Patch Check List
So, you want to apply a patch? Here are tips, traps, etc. for dealing with patches (in no particular order):
- Get a fresh copy of trunk. Or at least make sure you are up to date and clean your build area. For complex patches, it is recommended you deal with a fresh checkout.
- Look at the patch and see where it is applied. Ideally it is generated from the root, but not everyone does this, especially for contrib areas.
- patch -p 0 -i <path to patch> Throw a --dry-run on there if you want to see what happens w/o screwing up your checkout.
- Did the author write unit tests? Are the unit tests worthwhile?
- How are the benchmark results? contrib/benchmarker may be used to test performance in before/after scenarios.
- Are the licenses correct on newly added files? Has an ASF license been granted?
- Update CHANGES.txt. Give proper credit to the authors.
- Make sure you update JIRA by assigning the issue to you so that others know you are working on it.
- If it is a complex change and you have added to the original author's patch, it is suggested that you create a new patch and attach that to JIRA so that it can be discussed.
- Is it backwards compatible, per BackwardsCompatibility? Does it need to be? That is, are we on a minor revision.
- How's the documentation, esp. the javadocs?
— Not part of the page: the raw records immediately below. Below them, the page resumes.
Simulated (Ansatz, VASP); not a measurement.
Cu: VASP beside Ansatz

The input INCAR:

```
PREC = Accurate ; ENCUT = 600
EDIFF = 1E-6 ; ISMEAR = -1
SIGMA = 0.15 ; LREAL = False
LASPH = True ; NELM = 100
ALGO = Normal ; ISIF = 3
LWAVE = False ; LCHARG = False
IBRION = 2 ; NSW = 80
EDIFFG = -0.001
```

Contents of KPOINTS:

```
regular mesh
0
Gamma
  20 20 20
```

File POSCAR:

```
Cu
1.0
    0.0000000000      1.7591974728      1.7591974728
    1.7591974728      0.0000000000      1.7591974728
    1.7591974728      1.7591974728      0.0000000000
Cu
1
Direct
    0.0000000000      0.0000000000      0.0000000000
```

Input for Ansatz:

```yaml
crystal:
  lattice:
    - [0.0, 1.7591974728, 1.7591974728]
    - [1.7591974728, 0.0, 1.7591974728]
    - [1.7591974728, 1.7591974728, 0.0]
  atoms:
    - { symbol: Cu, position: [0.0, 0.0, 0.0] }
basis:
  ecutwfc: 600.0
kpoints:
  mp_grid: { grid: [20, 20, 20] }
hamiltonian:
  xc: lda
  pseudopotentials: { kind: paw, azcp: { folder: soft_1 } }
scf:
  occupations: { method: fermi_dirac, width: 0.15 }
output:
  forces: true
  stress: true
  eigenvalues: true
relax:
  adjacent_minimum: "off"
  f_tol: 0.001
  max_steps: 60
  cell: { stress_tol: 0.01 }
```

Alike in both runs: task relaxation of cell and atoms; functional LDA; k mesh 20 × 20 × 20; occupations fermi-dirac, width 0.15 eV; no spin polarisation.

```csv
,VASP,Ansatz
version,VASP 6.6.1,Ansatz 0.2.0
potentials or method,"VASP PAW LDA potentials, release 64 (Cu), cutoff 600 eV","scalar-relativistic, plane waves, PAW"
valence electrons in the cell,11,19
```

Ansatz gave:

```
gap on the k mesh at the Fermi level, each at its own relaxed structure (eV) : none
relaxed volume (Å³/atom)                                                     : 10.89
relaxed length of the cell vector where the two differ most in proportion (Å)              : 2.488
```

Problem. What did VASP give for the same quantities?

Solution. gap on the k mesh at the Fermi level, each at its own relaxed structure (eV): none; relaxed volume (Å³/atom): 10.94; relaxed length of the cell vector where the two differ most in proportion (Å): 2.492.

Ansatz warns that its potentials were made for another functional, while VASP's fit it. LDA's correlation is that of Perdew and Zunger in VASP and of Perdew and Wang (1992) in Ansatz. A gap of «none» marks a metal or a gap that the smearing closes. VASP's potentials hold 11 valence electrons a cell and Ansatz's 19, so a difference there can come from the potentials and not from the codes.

- Before committing, make sure you add any new documents to SVN. Just b/c the patch added them doesn't mean you have.
- Run all unit tests, verify all tests pass.
- Run
ant precommit
from the top-level directory. - Generate javadocs, verify no javadoc errors/warnings were introduced by the patch.
- Put in a meaningful commit message. Reference the JIRA issue when appropriate. The default commit message in most cases should be: LUCENE-XXXX: some description. Many people and automated systems are setup to pattern match on LUCENE-XXXX: (notice the colon) so please follow that format.
- Remember to update the issue in JIRA when you have completed it.